If I were to ask ‘
What’s their logo?,’ of an average Firefox user, the answer you’d expect (and can safely bet your money on) would be "
A red fox around a globe" except, of course, for the fact that isn’t. Well, yes, that
is a globe, but that logo has
never actually featured a red fox!
What you see above isn’t a fox. Sure, it may look like one, but it isn’t. As a matter of fact, it has nothing to do with a red fox or a brown fox, and if you had said ‘red raccoon’ or ‘tiny and very-colorful panda’ you would have been a lot closer to the truth.
Firefox’s official name-and-logo sake is the ‘Red Panda.’ It looks like a raccoon, eats like a panda, it’s related to neither, and is a dark shade of reddish-brown. The Americans call it 'Red Panda,' the Germans ‘Katzenbär,’ and the Chinese ‘hǔo hú (火狐),’ which translates directly to ‘Fire Fox.’

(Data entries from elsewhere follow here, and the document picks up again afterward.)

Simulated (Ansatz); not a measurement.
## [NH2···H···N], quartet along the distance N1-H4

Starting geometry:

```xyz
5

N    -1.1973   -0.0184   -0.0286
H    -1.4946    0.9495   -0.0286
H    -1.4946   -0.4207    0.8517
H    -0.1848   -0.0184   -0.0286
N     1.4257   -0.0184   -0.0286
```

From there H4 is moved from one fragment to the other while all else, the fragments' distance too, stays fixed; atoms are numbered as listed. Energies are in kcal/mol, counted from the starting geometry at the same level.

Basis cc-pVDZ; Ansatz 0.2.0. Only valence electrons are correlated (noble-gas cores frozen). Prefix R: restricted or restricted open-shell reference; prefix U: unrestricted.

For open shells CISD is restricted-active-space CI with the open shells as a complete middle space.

This is the creature depicted in Firefox’s logo. When Firefox 0.8 came along (bare months after the name change from Firebird to Firefox), Firefox had a new logo. Jon Hicks is the renowned author of the Firefox logo today, and his logo was designed to
look like the literal name of the software (a fox on fire), yet not deviate too much from the original Red Panda namesake.
Arguably, the animal on the globe
is a fox, and as such the answer to the question posed earlier up really is a fox, but at this point, it’s just semantics. In reality, the creature on the globe is a depiction of a reddish-colored, long-bodied, tail-endowed, species; and just like the browser, it’s on fire.